APWG eCrime @NCSF

Thursday and Friday I spent at the APWG 2006 eCrime Researchers Summit at the National Center for Forensic Science, Orlando, Florida. It was a fascinating mix of law enforcement from a local sheriff to the National Institute of Justice, of researchers from academic grant-funded to big-company in-house, and of commercial from tiny startups to the biggest banks.

Press coverage attitudes also ranged widely, from the local Fox TV channel covering it twice; I didn’t realize I was going to be on the evening news until several people pointed out that the camera when I was speaking was from a TV station. The next morning APWG Sec. Gen. Peter Cassidy gave some tips to the TV audience. In a later session, one of thep presenters asked whether there were any reporters in the room before continuing his point. So I’ll be careful what I report.

The most fascinating thing to me was all these detail-oriented law enforcement people being forced to look at things in an ongoing, cross-case, cross-jurisdiction manner. They’ve mostly already got it that collective action is what’s needed to counter a globally-leveraged scam like phishing, and they’re adapting pretty well.

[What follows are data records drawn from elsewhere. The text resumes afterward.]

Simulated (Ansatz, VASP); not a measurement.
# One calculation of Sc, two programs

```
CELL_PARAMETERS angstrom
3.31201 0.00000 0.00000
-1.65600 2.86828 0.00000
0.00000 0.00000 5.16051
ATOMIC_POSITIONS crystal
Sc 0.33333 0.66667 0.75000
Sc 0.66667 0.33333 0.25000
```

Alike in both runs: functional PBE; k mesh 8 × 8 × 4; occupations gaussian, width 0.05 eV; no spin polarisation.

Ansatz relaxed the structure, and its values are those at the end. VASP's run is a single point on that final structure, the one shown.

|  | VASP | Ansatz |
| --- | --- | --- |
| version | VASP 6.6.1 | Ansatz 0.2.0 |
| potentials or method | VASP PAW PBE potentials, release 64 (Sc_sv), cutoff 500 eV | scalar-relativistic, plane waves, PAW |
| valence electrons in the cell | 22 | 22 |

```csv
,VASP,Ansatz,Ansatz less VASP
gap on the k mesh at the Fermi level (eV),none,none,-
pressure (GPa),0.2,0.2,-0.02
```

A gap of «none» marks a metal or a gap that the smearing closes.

That’s the LEOs who came to the conference. There were plenty of anecdotes about others who didn’t even use the Internet if they could avoid it. After all, the average law enforcement agency (LEA) in the U.S. is about 30 people total, and they’ve got burglaries, murders, domestic disturbances, etc., to handle; they can’t spend much of their time on things like phishing. Several of the speakers representing national agencies indicated they were doing educational outreach to make dealing with such crimes easier and more proper for such local LEAs.